As per our current standing ATO view IT 2650, an individual with an Australian domicile but living outside Australia will retain that domicile if he or she intends to return to Australia on a clearly foreseen and reasonably anticipated contingency e.g., the end of his or her employment.
However this can be contrasted to a person who has only a vague possibility of returning to Australia, such as making a fortune or some sentiment about dying in the land of his or her forebears. Such a state of mind is consistent with the intention required by law to acquire a domicile of choice in the foreign country.
Currently, your situation as per IT 2650, would indicate that you have not yet changed your Domicile to Overseas but may do so in the future. As such, we will now consider whether you have established a permanent place of abode outside of Australia.
Permanent place of abode
The expression 'place of abode' refers to a person's residence, where they live with their family and sleep at night. In essence, a person's place of abode is that person's dwelling place or the physical surroundings in which a person lives.
A permanent place of abode does not have to be 'everlasting' or 'forever'. It does not mean an abode in which a person intends to live for the rest of his or her life. An intention to return to Australia in the foreseeable future to live does not prevent the taxpayer in the meantime setting up a permanent place of abode elsewhere (see leading case on whether a permanent place of abode is outside Australia; F.C. of T. v. Applegate (Applegate) 79 ATC 4307; (1979) 9 ATR 899).
IT 2650 discusses factors commonly considered by the Courts and Boards of Review/Administrative Appeals Tribunal and the relative weight that should be attributed to each to ascertain a person's permanent place of abode.

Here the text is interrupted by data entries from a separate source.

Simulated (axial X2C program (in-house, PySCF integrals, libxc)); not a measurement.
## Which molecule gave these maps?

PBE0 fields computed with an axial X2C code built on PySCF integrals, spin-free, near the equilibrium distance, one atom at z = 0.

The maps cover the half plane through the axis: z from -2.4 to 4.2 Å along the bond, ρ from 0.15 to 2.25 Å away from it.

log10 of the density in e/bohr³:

Factors commonly considered:
(a) the intended and actual length of stay overseas,
(b) whether the taxpayer intended to stay in the overseas country only temporarily and then to move on to another country or to return to Australia at some definite point in time;
(c) whether the taxpayer has established a home (in the sense of dwelling place; a house or other shelter that is the fixed residence of a person, a family, or a household), outside Australia,
(d) whether any residence or place of abode exists in Australia or has been abandoned because of the overseas absence,
(e) the duration and continuity of the taxpayer's presence in the overseas country; and
(f) the durability of association that the person has with a particular place in Australia, i.e. maintaining bank accounts in Australia, informing government departments such as the Department of Social Security that he or she is leaving permanently and that family allowance payments should be stopped, place of education of the taxpayer's children, family ties and so on.
The weight to be given to each factor will vary with the individual circumstances of each particular case and no single factor will be decisive. Applegate seems to indicate, however, that greater weight should be given to factors (c), (e) and (f) than to the remaining factors, though these are still, of course, relevant. The fact that a taxpayer knows that he or she will return to Australia at a definite point in time (factor (b)) does not, of itself, mean that he or she does not have a permanent place of abode outside Australia.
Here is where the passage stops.